Tuesday, April 04, 2006

You've Got It All Wrong

MTV News has the scoop on the new album Annie plans to have out by the end of the year:


...throwing herself into madcap sessions with a slew of different producers, including ex-Smashing Pumpkins/ A Perfect Circle guitarist James Iha... She reteamed with British mash-up master Richard X on two songs for the as-yet-untitled new LP, including a cover of Stacy Q's '80s hit "Two of Hearts" and an original called "Remind Me of You."

"The new songs are more club-oriented — still '80s-sounding, but different," Annie said at the recent South by Southwest music conference. "But to be honest, I never really know what things will sound like until I finish the album. I'm sort of in the middle of the album. There's going to be a lot of different people, it's going to be more diverse, but I'm not quite sure which direction the production will go."

After she finishes recording with Iha in New York, she'll team up with French techno producer Alan Braxe (who worked on Stardust's 1998 hit "Music Sounds Better With You") and then some yet-to-be-named collaborators.

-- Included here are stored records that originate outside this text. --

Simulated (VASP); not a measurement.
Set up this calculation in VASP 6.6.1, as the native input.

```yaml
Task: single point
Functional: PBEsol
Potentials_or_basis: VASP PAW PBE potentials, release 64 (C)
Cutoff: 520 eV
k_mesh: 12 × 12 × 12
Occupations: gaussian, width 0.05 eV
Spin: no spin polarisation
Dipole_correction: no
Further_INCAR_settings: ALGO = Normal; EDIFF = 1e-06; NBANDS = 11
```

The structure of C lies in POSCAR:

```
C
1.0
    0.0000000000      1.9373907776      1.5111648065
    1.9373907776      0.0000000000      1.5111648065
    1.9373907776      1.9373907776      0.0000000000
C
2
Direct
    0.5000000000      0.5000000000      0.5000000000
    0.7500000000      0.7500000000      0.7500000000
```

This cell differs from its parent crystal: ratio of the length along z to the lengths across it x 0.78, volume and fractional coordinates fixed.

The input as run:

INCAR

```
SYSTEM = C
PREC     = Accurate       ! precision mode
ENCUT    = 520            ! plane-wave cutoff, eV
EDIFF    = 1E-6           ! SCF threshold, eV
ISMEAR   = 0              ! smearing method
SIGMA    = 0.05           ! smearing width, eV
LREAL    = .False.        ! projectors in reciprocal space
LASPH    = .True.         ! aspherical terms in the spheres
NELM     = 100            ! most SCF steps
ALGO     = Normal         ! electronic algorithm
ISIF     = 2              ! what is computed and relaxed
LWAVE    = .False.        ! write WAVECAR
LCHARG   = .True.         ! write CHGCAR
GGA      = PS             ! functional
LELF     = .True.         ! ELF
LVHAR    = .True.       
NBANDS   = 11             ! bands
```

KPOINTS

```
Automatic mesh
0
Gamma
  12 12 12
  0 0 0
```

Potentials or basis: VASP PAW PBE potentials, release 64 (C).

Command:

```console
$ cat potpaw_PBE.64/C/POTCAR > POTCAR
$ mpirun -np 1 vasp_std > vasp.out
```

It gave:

: The MTV article also refers to the curious phenomenon of her there's-no-shame-in-bubble-gum style of pop having such appeal to indie rockers. While I think Annie is fantastic, I simply don't understand the appeal to the indie crowd and I am puzzled that her album is still charting at the indie rock dominated college station I used to dj at months and months after it's release. Is it an ironic embrace of all the aesthetic values they once stood for? I'm sincerely confused, but at least it guarantees that Annie's music is distributed in the US.

1 comment:

Anonymous said...

I'm mystified by Annie's indie cred also. Her stuff is OK, but there's lots of other great electro-style pop out there that the hipsters turn up their noses at.

My guess is that it's got something to do with a sense of ownership and exclusivity -- Annie is "theirs", until and unless she becomes popular with a wider American audience. Indie kids place vast importance on the whole "underground vs. mainstream" thing. (This is probably one reason why we have this wall between pop and "hip" music that the Brits don't.)